Empires Fall Every 250 Years, and We’re Next

Many empires have been observed throughout their life cycle from the beginning, peak, and then to the inevitable end. The Romans, the Ottomans, the Greeks, the British, and the Persians have all risen to their climax of power and then fallen. This does not mean that they ceased to exist or that they were completely demolished, but it does mean that they had begun the cycle once more. ​Considering the current state of the U.S. in terms of politics, economy, and society, the majority of people are wondering what the future holds. In my opinion, it’s not headed in a positive direction.

The person responsible for coming up with the 250-year rule is John Glubb in his work, The Fate of Empires. He has been described as an obscure man with even more obscure works, yet, he has been proven right over the last few centuries.

Many philosophers and historians have studied these cycles and found that there are signs to indicate the fall. These may include increased inequality, economic collapse, growing hatred, increased military spending, the decline in the currency, and government inadequacy. I believe we can see some of these present in today’s government and society. Let’s compare these with the U.S. today. 

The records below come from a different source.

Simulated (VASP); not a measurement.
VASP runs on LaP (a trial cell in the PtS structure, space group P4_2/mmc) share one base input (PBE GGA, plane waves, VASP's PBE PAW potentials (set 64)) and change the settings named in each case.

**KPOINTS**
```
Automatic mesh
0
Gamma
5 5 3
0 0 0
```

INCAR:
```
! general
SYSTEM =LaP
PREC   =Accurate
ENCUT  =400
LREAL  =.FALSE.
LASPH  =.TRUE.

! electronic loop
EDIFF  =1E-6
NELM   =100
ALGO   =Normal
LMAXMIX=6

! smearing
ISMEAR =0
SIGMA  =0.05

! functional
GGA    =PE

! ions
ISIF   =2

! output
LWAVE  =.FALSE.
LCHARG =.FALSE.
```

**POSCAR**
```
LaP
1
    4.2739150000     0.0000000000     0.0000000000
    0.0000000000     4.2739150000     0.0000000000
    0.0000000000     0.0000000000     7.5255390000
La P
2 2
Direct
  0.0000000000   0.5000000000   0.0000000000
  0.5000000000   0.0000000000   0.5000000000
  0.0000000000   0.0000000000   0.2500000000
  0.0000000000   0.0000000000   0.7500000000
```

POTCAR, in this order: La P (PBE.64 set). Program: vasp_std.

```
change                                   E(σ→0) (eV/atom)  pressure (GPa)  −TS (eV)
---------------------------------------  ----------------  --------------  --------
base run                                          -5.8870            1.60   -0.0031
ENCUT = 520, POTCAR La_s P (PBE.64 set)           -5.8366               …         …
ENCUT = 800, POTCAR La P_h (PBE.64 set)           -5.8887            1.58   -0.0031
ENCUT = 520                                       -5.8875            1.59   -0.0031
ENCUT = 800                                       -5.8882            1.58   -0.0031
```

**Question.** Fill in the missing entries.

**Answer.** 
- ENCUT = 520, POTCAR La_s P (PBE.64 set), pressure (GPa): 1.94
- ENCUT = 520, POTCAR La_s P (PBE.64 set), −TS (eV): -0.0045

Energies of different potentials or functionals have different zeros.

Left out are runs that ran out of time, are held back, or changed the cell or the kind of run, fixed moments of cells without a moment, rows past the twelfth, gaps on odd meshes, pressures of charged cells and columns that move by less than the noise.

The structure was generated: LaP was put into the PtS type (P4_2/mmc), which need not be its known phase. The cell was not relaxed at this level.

The first characteristic, increased inequality, does not completely mean what first comes to mind, which is in terms of race, gender, etc. It can also refer to an economical way to speak on the functioning system set in place or, in this case, dysfunctioning. The phrase, “The rich are getting richer, and the poor are getting poorer,” is a great way to describe this. As the U.S. keeps issuing tax cuts for those in the highest tax brackets, this trend will continue. This includes large corporations. Amazon pays little to no taxes for a corporation with a net income of 33.364 billion in 2021, while the middle and lower classes are riddled with taxes.

The top 1% have enough money to solve a number of world issues and still make all the money back after. One example is Elon Musk’s infamous conflict with the United Nations. David Beasley, head of the U.N. Food Agency, swiftly called him out about earning $36 billion in one day by tweeting, “1/6 of your one-day increase would save 42 million lives that are knocking on famine’s door…” according to an NPR article. Elon Musk replied with a dare that the WFP should show him their plans for solving world hunger and he will sell Tesla stock and donate. A few weeks later, a donation of 5.74 billion was made to the cause by Musk. This will aid millions of starving people around the world. However, is it truly his responsibility? If the government knew how to properly control its economy, it wouldn’t need Elon Musk to donate such a large amount of money to feed its people.

Growing hatred is something that applies directly but also fits into other categories such as government inadequacy. It was just two years ago that the biggest protest in U.S. history happened, a march for George Floyd’s death, topping the Women’s March in 2017. However, I feel the government hasn’t done much to solve the problem. I still see neighborhoods with people of color over-policed—as if they expect people to break the law simply because of where they live and who they are. This is present in the Antelope Valley and my own neighborhood. There is a much greater number of police cars and patrols on the East side of Lancaster (which is predominantly occupied by people of color) than on the West side. As soon as I cross Division Street to and from school, I automatically recognize the shift. Despite everyone protesting for so long about this issue, we have taken steps that are so small that it’s still just an ideology rather than law or policy. If a government built on democracy does not listen to its majority of people who supposedly ‘have the power to shape their own country,’ then is it really a democracy?

Another one of the signs is government inadequacy. The electoral college has been questioned on its efficacy for years. There are pros and cons to direct and representative democracies, but it seems to me that as the years go on, the people have less input on what they would like their country to look like. However, we are getting bolder with protests and speaking out, especially after the overturning of Roe V. Wade. We still have people holding on to their positions in government after serving for decades and resisting change in order to preserve their individual power. The supreme court has justices like Clarence Thomas who have served for almost 31 years. He has made his stance clear on abortion despite it not representing the wants of the general public. After all, according to Pew Research Center, 61% of Americans are pro-choice. I believe that if the government no longer serves the will of the people, it should be reconstructed in a way that supports those it governs.

The last characteristic is increased military spending. According to the Stockholm International Peace Research Institute, in 2021, the U.S. government spent 801 billion on military projects. This is more than the following five countries combined on the list, including Russia, India, the U.K., Germany, and China. The United States takes up 38% of military spending worldwide. Considering there are 196 countries, I would say that’s a lot more than necessary.​ To put into perspective, countries that are deep into decade-long wars do not spend as much as the United States on the military. 

In my opinion, the characteristics mentioned seem to fit the United States perfectly, so the question now is: how close are we? If we were to base it upon the time that the Declaration of Independence was signed in 1776, which solidified the United States’ independence as its own country, that would place us in the year 246. This implies that the U.S.’s power is coming to an end in 2026. With the increase in tension over the past few years, I wouldn’t be surprised if something large took place that shifted the U.S. as a global power. As a high school senior, I won’t even be graduating college until 2027. Perhaps it might be wiser to start looking into universities abroad.